On 01/17/17 20:46, Ian Lepore wrote:
Does this matter for the first tick? How often is configtimer() called?
> As I said, it is called at runtime when profclock is started / stopped, not
> just at boot.  Those changes at runtime probably have existing callouts
> active and your change will not process any callouts until the next hardclock
> tick fires (but only because you are setting nextcallopt to the bogus
> 'next' value).
On some platforms, configtimer() can be called quite often.  Power
saving modes can change the frequency of the timer, and systems that
suppport such dynamic frequency scaling call configtimer()
(via cpu_et_frequency()) to handle the changes.

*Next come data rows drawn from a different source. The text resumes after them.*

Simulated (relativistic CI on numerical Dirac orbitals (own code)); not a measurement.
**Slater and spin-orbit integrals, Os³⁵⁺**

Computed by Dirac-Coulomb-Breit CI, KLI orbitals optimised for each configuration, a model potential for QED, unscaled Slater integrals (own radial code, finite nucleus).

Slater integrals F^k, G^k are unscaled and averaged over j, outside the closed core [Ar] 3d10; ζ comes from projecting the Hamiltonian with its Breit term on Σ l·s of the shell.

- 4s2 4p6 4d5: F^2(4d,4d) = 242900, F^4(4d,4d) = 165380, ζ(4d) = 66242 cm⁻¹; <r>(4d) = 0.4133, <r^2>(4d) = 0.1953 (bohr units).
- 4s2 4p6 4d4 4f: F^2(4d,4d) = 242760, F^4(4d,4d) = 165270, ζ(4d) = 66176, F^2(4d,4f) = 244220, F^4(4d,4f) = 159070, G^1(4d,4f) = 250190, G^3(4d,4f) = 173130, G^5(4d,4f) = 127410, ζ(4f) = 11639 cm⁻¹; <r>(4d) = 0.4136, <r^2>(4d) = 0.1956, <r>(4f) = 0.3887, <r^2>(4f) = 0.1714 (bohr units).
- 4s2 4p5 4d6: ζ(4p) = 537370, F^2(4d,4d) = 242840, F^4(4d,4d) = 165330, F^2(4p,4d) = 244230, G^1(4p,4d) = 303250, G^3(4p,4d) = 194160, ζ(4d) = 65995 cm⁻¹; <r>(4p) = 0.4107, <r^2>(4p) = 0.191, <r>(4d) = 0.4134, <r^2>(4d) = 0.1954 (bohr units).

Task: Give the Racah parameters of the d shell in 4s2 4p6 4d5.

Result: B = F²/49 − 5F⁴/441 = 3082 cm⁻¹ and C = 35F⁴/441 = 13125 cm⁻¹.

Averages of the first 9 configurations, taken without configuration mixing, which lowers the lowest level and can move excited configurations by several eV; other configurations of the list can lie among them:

I propose the following patch then:

diff --git a/sys/kern/kern_clocksource.c b/sys/kern/kern_clocksource.c
index 7f7769d..5ae925b 100644
--- a/sys/kern/kern_clocksource.c
+++ b/sys/kern/kern_clocksource.c
@@ -511,8 +511,13 @@ configtimer(int start)
                        state->nexthard = next;
                        state->nextstat = next;
                        state->nextprof = next;
-                       state->nextcall = next;
-                       state->nextcallopt = next;
+                       /*
+                        * Force callout_process() to be called
+                        * instantly, so that the correct value of
+                        * "nextcall" can be computed:
+                        */
+                       state->nextcall = SBT_MAX;
+                       state->nextcallopt = now + 1;
                busy = 0;

Then there is no problem having to wait for the next tick or anything, like John Baldwin pointed out.